07.03.09
Mark Lamster | Essays

Ovid: On Picking Up Girls (Literally)

leucippus 
And if she doesn't give [kisses] freely, just take them anyway, ungiven. Maybe at first she'll fight, and call you "wicked rogue"; but her wish in fighting is really to be won. Only be sure your clumsy force doesn't bruise her tender lips or that she can complain of roughness. A man who has taken kisses and nothing more deserves to lose even what was already granted. After a kiss any failure in the fulfillment of desire — well, really, that's not modesty, it's just bad manners! Invoke violence if you like; this is a violence girls appreciate.The thing that they enjoy, they often like to think they give unwillingly. A woman suddenly seized in an impulse of violent passion is pleased and counts the outrage as a compliment. But when a woman who could be compelled goes off untouched she may put on a show of pleasure but will in fact be depressed.

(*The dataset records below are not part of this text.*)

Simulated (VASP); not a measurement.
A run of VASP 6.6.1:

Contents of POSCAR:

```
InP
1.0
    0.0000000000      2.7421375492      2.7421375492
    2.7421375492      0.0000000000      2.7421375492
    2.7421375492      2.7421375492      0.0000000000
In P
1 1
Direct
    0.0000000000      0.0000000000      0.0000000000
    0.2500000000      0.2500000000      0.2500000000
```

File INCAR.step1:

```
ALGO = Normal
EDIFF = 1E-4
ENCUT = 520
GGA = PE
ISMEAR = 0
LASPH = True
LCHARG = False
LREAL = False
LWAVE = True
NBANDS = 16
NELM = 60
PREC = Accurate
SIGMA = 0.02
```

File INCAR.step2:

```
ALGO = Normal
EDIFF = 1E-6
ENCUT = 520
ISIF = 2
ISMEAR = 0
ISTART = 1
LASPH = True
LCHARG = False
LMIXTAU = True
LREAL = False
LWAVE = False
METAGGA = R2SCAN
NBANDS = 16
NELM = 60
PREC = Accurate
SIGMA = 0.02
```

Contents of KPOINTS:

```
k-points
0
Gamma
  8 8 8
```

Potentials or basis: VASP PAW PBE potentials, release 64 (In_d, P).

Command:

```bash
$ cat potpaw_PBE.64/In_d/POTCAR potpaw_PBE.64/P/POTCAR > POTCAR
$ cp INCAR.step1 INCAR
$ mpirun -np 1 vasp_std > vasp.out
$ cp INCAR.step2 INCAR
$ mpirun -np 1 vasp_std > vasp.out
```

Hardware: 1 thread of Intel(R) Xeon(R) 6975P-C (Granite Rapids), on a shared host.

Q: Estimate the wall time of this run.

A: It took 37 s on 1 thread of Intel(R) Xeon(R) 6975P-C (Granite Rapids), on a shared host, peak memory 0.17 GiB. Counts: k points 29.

As this most un-politically correct of passages from Ovid's "Art of Love" suggests, the great poet advocated a rather aggressive tactic when confronted with the age-old "hard to get" ploy. It was the inspiration for the great Rubens painting above, the "Rape of the Daughters of Leucippus." A somewhat more conservative course of action is recommended in these modern times. Still, the classics are not without insight. Translation by Elizabeth McGrath from the Corpus Rubenianum.